Practice Session 4: HashMap Patterns
Problem 1: Top K Frequent Elements
Link: LeetCode 347
Quick Summary: Find k most frequent elements in array.
Industry Context: Analytics (top products, trending topics), monitoring (frequent errors), log analysis
Solutions
Approach 1: HashMap + Sorting
public int[] topKFrequent(int[] nums, int k) {
Map<Integer, Integer> freq = new HashMap<>();
for (int num : nums) {
freq.put(num, freq.getOrDefault(num, 0) + 1);
}
List<Integer> keys = new ArrayList<>(freq.keySet());
keys.sort((a, b) -> freq.get(b) - freq.get(a));
return keys.stream().limit(k).mapToInt(i -> i).toArray();
}- Time: O(n log n) - dominated by sorting
- Space: O(n)
- Tradeoff: Simple but not optimal
Approach 2: HashMap + Min Heap
public int[] topKFrequent(int[] nums, int k) {
Map<Integer, Integer> freq = new HashMap<>();
for (int num : nums) {
freq.put(num, freq.getOrDefault(num, 0) + 1);
}
PriorityQueue<Integer> minHeap = new PriorityQueue<>(
(a, b) -> freq.get(a) - freq.get(b)
);
for (int num : freq.keySet()) {
minHeap.offer(num);
if (minHeap.size() > k) {
minHeap.poll();
}
}
int[] result = new int[k];
for (int i = 0; i < k; i++) {
result[i] = minHeap.poll();
}
return result;
}- Time: O(n log k)
- Space: O(n + k)
- Tradeoff: Better for small k
Approach 3: Bucket Sort (Optimal)
public int[] topKFrequent(int[] nums, int k) {
Map<Integer, Integer> freq = new HashMap<>();
for (int num : nums) {
freq.put(num, freq.getOrDefault(num, 0) + 1);
}
// Bucket[i] contains numbers with frequency i
List<Integer>[] bucket = new List[nums.length + 1];
for (int num : freq.keySet()) {
int frequency = freq.get(num);
if (bucket[frequency] == null) {
bucket[frequency] = new ArrayList<>();
}
bucket[frequency].add(num);
}
int[] result = new int[k];
int idx = 0;
// Iterate from highest frequency
for (int i = bucket.length - 1; i >= 0 && idx < k; i--) {
if (bucket[i] != null) {
for (int num : bucket[i]) {
result[idx++] = num;
if (idx == k) break;
}
}
}
return result;
}- Time: O(n)
- Space: O(n)
- Tradeoff: Most optimal for general case
Problem 2: Design HashMap
Link: LeetCode 706
Quick Summary: Implement HashMap without using built-in hash table libraries.

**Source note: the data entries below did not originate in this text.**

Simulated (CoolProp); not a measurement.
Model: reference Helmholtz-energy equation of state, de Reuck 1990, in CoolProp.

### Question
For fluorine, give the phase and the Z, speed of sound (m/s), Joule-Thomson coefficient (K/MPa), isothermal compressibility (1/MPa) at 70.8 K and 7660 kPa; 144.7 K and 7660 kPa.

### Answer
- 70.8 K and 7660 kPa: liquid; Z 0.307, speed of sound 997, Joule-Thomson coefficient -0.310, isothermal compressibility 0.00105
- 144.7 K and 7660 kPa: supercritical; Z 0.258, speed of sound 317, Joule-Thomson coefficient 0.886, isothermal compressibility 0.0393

Industry Context: Understanding cache implementation, database indexing internals
Solution: Array of Linked Lists (Chaining)
class MyHashMap {
private static final int SIZE = 10000;
class Node {
int key, value;
Node next;
Node(int key, int value) {
this.key = key;
this.value = value;
}
}
private Node[] buckets;
public MyHashMap() {
buckets = new Node[SIZE];
}
private int hash(int key) {
return key % SIZE;
}
public void put(int key, int value) {
int idx = hash(key);
if (buckets[idx] == null) {
buckets[idx] = new Node(key, value);
return;
}
Node prev = null, curr = buckets[idx];
while (curr != null) {
if (curr.key == key) {
curr.value = value;
return;
}
prev = curr;
curr = curr.next;
}
prev.next = new Node(key, value);
}
public int get(int key) {
int idx = hash(key);
Node curr = buckets[idx];
while (curr != null) {
if (curr.key == key) {
return curr.value;
}
curr = curr.next;
}
return -1;
}
public void remove(int key) {
int idx = hash(key);
Node curr = buckets[idx];
if (curr == null) return;
if (curr.key == key) {
buckets[idx] = curr.next;
return;
}
while (curr.next != null) {
if (curr.next.key == key) {
curr.next = curr.next.next;
return;
}
curr = curr.next;
}
}
}- Time: O(1) average, O(n) worst case
- Space: O(n + m) where m = table size
- Key Concepts: Hash function, collision resolution, load factor
Problem 3: Valid Sudoku
Link: LeetCode 36
Quick Summary: Validate 9x9 Sudoku board (partially filled).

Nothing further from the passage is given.